Irish Minister Simon Coveney Addresses Question on Ireland’s Role Addressing Human Rights Issues in Bahrain During the Human Rights Council

6 November 2019 – Yesterday, Seán Crowe T.D. asked Irish Foreign Minister Simon Coveney if Ireland will take a leadership role against the human rights violations in Bahrain in the United Nations Human Rights Council, particularly since Minister Coveney has previously noted human rights in Bahrain is a priority for Ireland. Mr. Crowe also inquired as to whether the Foreign Minister would work to ensure a joint statement on the human rights situation in Bahrain is tabled at the next meeting of the council in March 2020. This question was a result of ADHRB’s international advocacy efforts.

Today, Foreign Minister Coveney replied:

“The human rights situation in Bahrain remains a matter of concern. Although Bahrain has repeatedly stated its commitment to improving its human rights record and safeguarding human rights as enshrined in the Bahraini Constitution, there are ongoing instances of violations of fundamental freedoms there, including violations of freedom of opinion and expression, as well as the targeting of human rights defenders. I was alarmed to learn of the executions of three people in July, including two human rights activists. I am also aware of reports of inhumane detention conditions as well as allegations that political prisoners in Bahrain have been tortured. Ireland attaches a high priority to safeguarding human rights defenders, and continually advocates for freedom for civil society actors to operate in a safe and enabling environment, without repression.

Respect for human rights is an integral part of Ireland’s foreign policy and we consistently seek to raise our concerns on human rights issues through the most appropriate and effective channels. Our active participation at the UN Human Rights Council is particularly important in that regard. Ireland regularly raises the case of human rights in Bahrain at that forum, in the form of national statements and its support to EU Statements. For example, in September 2018, Ireland expressed concerns about the ongoing restrictions on civil society space and the treatment of human rights defenders, and called on Bahrain to respect freedom of opinion and expression. In February 2019, Ireland reiterated concern at the ongoing detention of human rights defenders. In our Item 4 statement at the Human Rights Council in July 2019, Ireland called on Bahrain to ensure respect for freedom of opinion and expression, and the right to a fair trial. Ireland also took the opportunity at the most recent Council in September 2019 to reiterate its opposition to the use of the death penalty in all circumstances.

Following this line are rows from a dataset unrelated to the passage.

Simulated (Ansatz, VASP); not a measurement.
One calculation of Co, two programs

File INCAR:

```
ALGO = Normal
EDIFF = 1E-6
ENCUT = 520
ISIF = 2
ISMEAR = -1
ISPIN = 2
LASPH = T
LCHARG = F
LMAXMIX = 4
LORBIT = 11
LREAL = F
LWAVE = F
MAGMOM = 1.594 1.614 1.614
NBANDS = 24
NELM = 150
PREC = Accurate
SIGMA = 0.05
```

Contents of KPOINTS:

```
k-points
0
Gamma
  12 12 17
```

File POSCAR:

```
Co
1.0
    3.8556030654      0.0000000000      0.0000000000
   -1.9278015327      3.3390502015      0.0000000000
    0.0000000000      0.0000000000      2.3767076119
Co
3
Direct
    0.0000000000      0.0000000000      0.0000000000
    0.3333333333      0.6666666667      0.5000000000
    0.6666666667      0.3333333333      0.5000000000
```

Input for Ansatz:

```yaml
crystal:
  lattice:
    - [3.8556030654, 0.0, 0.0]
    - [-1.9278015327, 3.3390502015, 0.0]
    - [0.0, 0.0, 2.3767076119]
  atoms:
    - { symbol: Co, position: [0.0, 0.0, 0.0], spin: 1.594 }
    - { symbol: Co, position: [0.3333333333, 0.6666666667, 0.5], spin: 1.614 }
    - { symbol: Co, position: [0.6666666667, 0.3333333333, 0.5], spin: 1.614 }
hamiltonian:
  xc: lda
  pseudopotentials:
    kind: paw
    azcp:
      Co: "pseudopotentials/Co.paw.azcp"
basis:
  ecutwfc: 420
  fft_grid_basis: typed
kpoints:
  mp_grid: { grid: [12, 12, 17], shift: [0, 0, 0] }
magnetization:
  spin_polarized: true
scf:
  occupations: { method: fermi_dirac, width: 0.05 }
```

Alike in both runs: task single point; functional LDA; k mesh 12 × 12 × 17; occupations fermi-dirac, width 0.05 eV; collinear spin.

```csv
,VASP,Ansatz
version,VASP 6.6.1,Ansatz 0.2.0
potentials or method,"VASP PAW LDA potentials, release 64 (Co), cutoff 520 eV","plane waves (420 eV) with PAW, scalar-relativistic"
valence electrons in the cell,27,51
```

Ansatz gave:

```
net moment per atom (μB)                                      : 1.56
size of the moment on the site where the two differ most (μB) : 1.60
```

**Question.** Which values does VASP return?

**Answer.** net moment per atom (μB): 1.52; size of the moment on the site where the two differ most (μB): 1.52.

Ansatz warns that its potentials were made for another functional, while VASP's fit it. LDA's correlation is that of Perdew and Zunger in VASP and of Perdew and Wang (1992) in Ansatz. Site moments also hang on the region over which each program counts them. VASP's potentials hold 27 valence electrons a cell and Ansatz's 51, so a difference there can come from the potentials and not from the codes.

Since 2012, Ireland has signed five Human Rights Council joint statements on the human rights situation in Bahrain, which expressed concern on a number of fronts including the mistreatment of detainees, repression of demonstrations, and the arbitrary deprivation of nationality without due process. When planning for the March 2020 Human Rights Council session, we will consider carefully which priorities to set, with a view to focusing the weight of Ireland’s efforts, and the Council’s attention, on the most grave and troubling situations globally.

Our principled stance on human rights also feeds into our bilateral dialogue and we raise our human rights concerns directly with the Bahraini authorities at every opportunity. When I met the Bahraini Foreign Minister at the UN General Assembly in New York in September, I made a point of raising the human rights situation directly with him, expressing the hope that we can have an open and honest discussion on these issues. In addition, officials from my Department meet regularly with advocacy groups and Bahraini human rights defenders to discuss the situation in Bahrain.

Ireland will continue to monitor developments in Bahrain, and to call on the Bahraini Government to deliver on its stated commitment to make progress in relation to human rights. We shall do so both directly with Bahraini officials, as well as at EU and international level, including at the Human Rights Council, whenever opportunities arise.”